Studio International

Published 06/11/2014

Piotr Uklański interview: ‘I think of death all the time’

The New York-based Polish artist Piotr Uklański talks about the influence of the second world war on his work, dealing with death as a subject, and his eternal pessimism

Piotr Uklański
The Dallas Contemporary, Dallas
21 September – 21 December 2014

by LILLY WEI

Piotr Uklański (b1968), a native of Warsaw who spends much of his time in New York –or wherever his projects require him to be – is showing two dozen of his paintings, designated as “blood,” or more factually, “ink drop” paintings, at the Dallas Contemporary art museum, the largest showing of them to date. It is an ongoing series of hand-painted abstractions that he began in 2007 and is relatively quiet in contrast to the high-pitched works usually associated with him, although it has its own compelling thrum. He studied painting at the Academy of Fine Arts in Warsaw, then switched to photography when he went to the Cooper Union in New York.

Uklański, a visual polyglot, has worked in almost every medium – painting, sculpture, photography, collage, installation, performance and film – and his references are as far-ranging and unexpected as the materials he uses. His reputation is international and he has shown in many of the world’s eminent institutions and biennales, among them the Museum of Modern Art and the Guggenheim Museum in New York with two shows at the Metropolitan Museum of Art scheduled for 2015, the Pompidou Centre in Paris, the Ludwig Museum in Cologne, Kunsthalle Basel, Palazzo Grassi in Venice and the Venice and São Paulo biennales. His ventures have often been a kind of lightning rod, his subjects at times controversial, at times merely mischievous, his aesthetics and attitudes idiosyncratic and fluid. Perhaps the most widely reported contretemps involved his photographic series, Untitled (The Nazis), vandalised by Daniel Olbrychski, a famous Polish actor, while the work was on view in Zachęta, the National Gallery of Art in Warsaw in 2000. Uklański premiered his first feature-length film, Summer Love, billed as the first Polish western,in 2006. He is also deeply interested in historical styles, such as art informel, colour field, abstract expressionism, Gutai and pop, paying tribute to them while treating them with a certain scepticism as well as a certain disconcerting sincerity, as is evident in this show.

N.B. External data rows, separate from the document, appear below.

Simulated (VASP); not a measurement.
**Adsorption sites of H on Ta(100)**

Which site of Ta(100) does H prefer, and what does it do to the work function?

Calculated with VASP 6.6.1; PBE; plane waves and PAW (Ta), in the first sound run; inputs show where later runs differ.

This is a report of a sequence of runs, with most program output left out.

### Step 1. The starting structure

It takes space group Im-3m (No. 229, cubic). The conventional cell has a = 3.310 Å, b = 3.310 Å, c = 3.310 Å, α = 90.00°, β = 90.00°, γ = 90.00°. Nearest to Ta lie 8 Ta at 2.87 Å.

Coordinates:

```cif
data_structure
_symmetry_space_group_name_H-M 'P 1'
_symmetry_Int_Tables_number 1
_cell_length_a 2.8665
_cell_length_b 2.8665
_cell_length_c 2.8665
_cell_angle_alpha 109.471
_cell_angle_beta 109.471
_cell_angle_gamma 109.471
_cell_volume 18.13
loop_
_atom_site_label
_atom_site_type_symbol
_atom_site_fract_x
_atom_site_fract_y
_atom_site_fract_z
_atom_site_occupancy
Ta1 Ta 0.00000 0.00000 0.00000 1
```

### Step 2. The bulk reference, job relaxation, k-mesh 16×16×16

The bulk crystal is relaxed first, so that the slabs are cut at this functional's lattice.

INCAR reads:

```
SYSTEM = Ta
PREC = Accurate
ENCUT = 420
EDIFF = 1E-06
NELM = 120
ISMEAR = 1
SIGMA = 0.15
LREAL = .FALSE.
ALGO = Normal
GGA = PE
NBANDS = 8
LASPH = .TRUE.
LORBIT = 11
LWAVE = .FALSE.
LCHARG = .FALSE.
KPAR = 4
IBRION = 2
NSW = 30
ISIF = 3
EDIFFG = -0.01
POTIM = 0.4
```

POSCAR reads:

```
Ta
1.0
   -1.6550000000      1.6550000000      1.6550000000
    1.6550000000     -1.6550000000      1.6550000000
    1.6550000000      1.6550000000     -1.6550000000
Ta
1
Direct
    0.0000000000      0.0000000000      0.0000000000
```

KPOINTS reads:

These so-called blood paintings, from 2008-14, are all Untitled followed by titles in parentheses that are more ghoulish than the paintings appear: Untitled (Bloody Soul); Untitled (Witch Blood); Untitled (Black Plague); Untitled (Warsaw Uprising ’44 – Wola). Inferences are rife, including his interest in spaghetti westerns and Dario Argento’s blood-drenched thrillers, not to mention Hermann Nitsch, the controversial Viennese actionist. On canvases and works on board, they are executed in watercolour or ink and gesso, using Japanese sumi inks or shellac inks, the scale varying. Made by hand, the ink dropped on to the surface, layer after layer, it is a process that Uklański has described as slow and laborious. The works also vary in composition, some in grid-like patterns while others are more all-over, suggesting, in the red paintings, at least, splattered blood. However, they are also meditative, tracing time across their surfaces in droplets like the tap of heartbeats, a tracing that inevitably leads to death. “I think of death all the time,” he says, part of his Polish heritage, no doubt, which glorifies both blood and mortality.

The following is excerpted from an edited conversation between Uklański and Lilly Wei that took place in Dallas.

Lilly Wei: What are the colours of the Polish flag? I noticed that the paintings in this show are red, white, yellow, black and grey.

Piotr Uklański: White and red.

LW: With a bit of yellow or gold if it is the flag that includes the Polish coat of arms with its crowned white eagle.

PU: Funny that you mention it. I did a show in 2008 in New York and it took on national identity as a way to specifically reflect on art and culture. The paintings were resin and ink, the first ink paintings that referenced the idea of the blood of the martyrs. Polish identity is very much based on sacrifice, on spilling your blood to preserve the nation. I made those paintings to commemorate the Warsaw Uprisings. I come from Warsaw and was raised on the romantic cult of the Uprising, even though it was a failure.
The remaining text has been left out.